Ireland Correspondent: Kennelly stars in ill-starred final

By Peter Lenaghan

There are five minutes to go in the second All-Ireland football semi final. Emily and I are watching the game in a south Dublin bar, but we are distracted by a bowl of hot chips and the rain tumbling down outside. In truth, the game lost our attention a while ago.

On the telly, Marty Morrissey from the national broadcasting network RTE is wrapping up the clash between Kerry and Meath early. “Well, it’s turned out to be a very dull and uneventful All-Ireland semi-final,” he summarises.

A man with long, greying hair tied back in a pony tail is passing us on his way to the toilet. “I thought it was fooking rubbish,” he grumbles.

The mood is a far cry from the hope the opening minutes of play generated. We take our seats at the back of the bar in Terenure, just a few minutes’ walk from home. The 20 punters assembled on the couches and bar stools are middle-aged men. There are no replica kits being worn.

A fortnight ago Emily and I were in central Glasgow in a pub filled with another group of middle-aged men to watch one of the city’s big clubs, Celtic, take on Arsenal in a European Champions League soccer match. When we bought our first drink, a woman behind the bar smiled and apologised in advance for the bad language.

“Celtic are a fucking joke,” yelled a tiny Scotsman perched on a stool in front on the telly. “With only one striker you lot are playing anti-fitbah (football)!”
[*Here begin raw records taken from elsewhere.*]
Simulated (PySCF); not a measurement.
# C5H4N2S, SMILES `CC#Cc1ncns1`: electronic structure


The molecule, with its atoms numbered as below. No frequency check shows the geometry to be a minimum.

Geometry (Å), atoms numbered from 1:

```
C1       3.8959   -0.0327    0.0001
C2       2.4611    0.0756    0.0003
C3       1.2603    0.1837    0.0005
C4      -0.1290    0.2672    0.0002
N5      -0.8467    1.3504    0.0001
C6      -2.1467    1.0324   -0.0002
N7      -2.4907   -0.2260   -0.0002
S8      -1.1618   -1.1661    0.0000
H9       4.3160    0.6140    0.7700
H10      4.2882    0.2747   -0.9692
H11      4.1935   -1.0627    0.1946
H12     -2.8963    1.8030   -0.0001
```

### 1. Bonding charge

“What would you know about fitbah, you fucking dwarf,” shot back a reply.

The debate continued in this vein for about half the match before the bartender began to referee. “Can you two keep the cursin’ to a minimum?” she shouted over the debaters. “There’s a wee lassie in the back there.”

A man sitting next to Emily and drinking a glass of red wine piped up. “Thank you, I’m very sensitive.”

A shared laugh, aided by a pitiful Celtic performance, diffused the tension.

The atmosphere inside our bar in Dublin today is more relaxed. Colm ‘The Gooch’ Cooper is the centre of attention from the moment the players file out on to the Croke Park pitch. A light drizzle is falling on the north Dublin stadium and the Kerry forward is under an injury cloud. “Is The Gooch there?” the drinkers ask each other. “Do you think Meath can upset the Kingdom?”

The little red-head with sunken eyes, big ears and a teenager’s build does appear for the team photograph, and within three minutes of the throw-in all lenses are again trained on the number 13. Darragh O Se, playing his 80th championship match, floats a kick towards the Davin Stand end. Meath’s defenders cannot clear the ball and The Gooch is scrapping for possession. With his back to goal, he toe-pokes the ball away from the Royals’ full-back, Anthony Moyles. The defender is off-balance and throws out a hand, momentarily grabbing Cooper’s forearm. Ever the opportunist, The Gooch throws his arms in the air, twists and lands on his back. The referee does not hesitate. Penalty. There is a collective groan around the bar. Kerry’s captain, Darran O’Sullivan, slips as he takes the resulting shot at goal, but the ball ekes its way past the outstretched right hand of Meath’s goal keeper, Paddy O’Rourke, and in to the net.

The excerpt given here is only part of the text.